The long-awaited US Securities and Exchange Commission rule that begins to allow the tokenization of securities — a change that could have profound effects on financial markets — has faced the contentious view that it will allow synthetic tokens, but a commissioner has taken the unusual step of posting opinions on the unpublished rule to potentially counter those views.
SEC Commissioner Hester Peirce, who had been pushing for safe harbors for tokenization well before the arrival of the new chairman under President Donald Trump, issued a pair of statements on social media X on Thursday and Friday to clarify what she expects from the soon-to-appear rule. Her submission suggested that the proposed rule would not pave the way for synthetic tokenized securities — third-party tokenization that refers to a security but does not carry the equity, voting rights and other rights associated with the security.
Peirce, the commissioner behind the SEC’s Crypto Task Force, wrote that she expects the upcoming rule would be “limited in scope and would only facilitate trading in digital representations of the same underlying equity security that an investor could buy in the secondary market today, not synthetics.”

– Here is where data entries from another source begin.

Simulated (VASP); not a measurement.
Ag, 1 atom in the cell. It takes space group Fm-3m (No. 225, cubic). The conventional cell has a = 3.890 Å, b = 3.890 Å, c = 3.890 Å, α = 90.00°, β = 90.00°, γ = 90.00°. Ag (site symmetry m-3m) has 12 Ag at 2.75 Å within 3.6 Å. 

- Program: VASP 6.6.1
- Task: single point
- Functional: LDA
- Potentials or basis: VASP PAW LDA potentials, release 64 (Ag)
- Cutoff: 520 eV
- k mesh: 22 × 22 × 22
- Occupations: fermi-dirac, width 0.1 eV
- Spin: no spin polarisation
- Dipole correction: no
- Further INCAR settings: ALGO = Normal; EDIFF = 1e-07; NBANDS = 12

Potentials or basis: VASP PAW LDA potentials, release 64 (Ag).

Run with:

Peirce posted again to explain what she meant by synthetic, asking people to read the SEC’s January statement on tokenized securities, “which distinguishes tokenized versions of issuer-sponsored stocks and of stocks that SEC-registered companies hold for their clients from synthetic instruments that provide exposure to stocks.”
The flames had been fanned by Bloomberg News reporting this week predicting that the agency is leaning toward including a path to synthetic tokens tradable on decentralized crypto platforms. Peirce said she appreciates the public interest in the rule “but not excessive” about it.
Peirce did not return a request for comment on her post.
The consequential rule will represent the most meaningful step the SEC has taken to date to create a new regulatory approach to crypto trading in the U.S. Chairman Paul Atkins has said for months that his agency is ready to release the sweeping proposals to provide regulatory relief in the crypto space.
He outlined some of the efforts in a speech in March at the DC Blockchain Summit, saying the agency was considering safe harbors from certain regulatory requirements for various crypto activities, including giving startups something like a four-year registration exemption “giving developers a regulatory runway under which to work toward maturity”; a “fundraising exemption” for certain cryptoassets where “entrepreneurs could raise up to a defined amount (eg $75 million) during a 12-month period”; and an “investment contract safe harbor” to prevent certain cryptoassets from being defined as a regulated security, where the safe harbor is triggered when the issuer completes all their management efforts.
Atkins said at the time that Commissioner Peirce’s “fingerprints are all over” the SEC’s rulemaking.
While the SEC — along with its sister agency, the Commodity Futures Trading Commission — has been writing crypto rules, Atkins and CFTC Chairman Mike Selig have said they are doing so with the understanding that Congress is right behind them with the Digital Asset Market Clarity Act to put some of the same ideas into permanent law.
“Only Congress can ensure that regulation in this area is future-proofed through comprehensive market structure legislation,” Atkins said in March.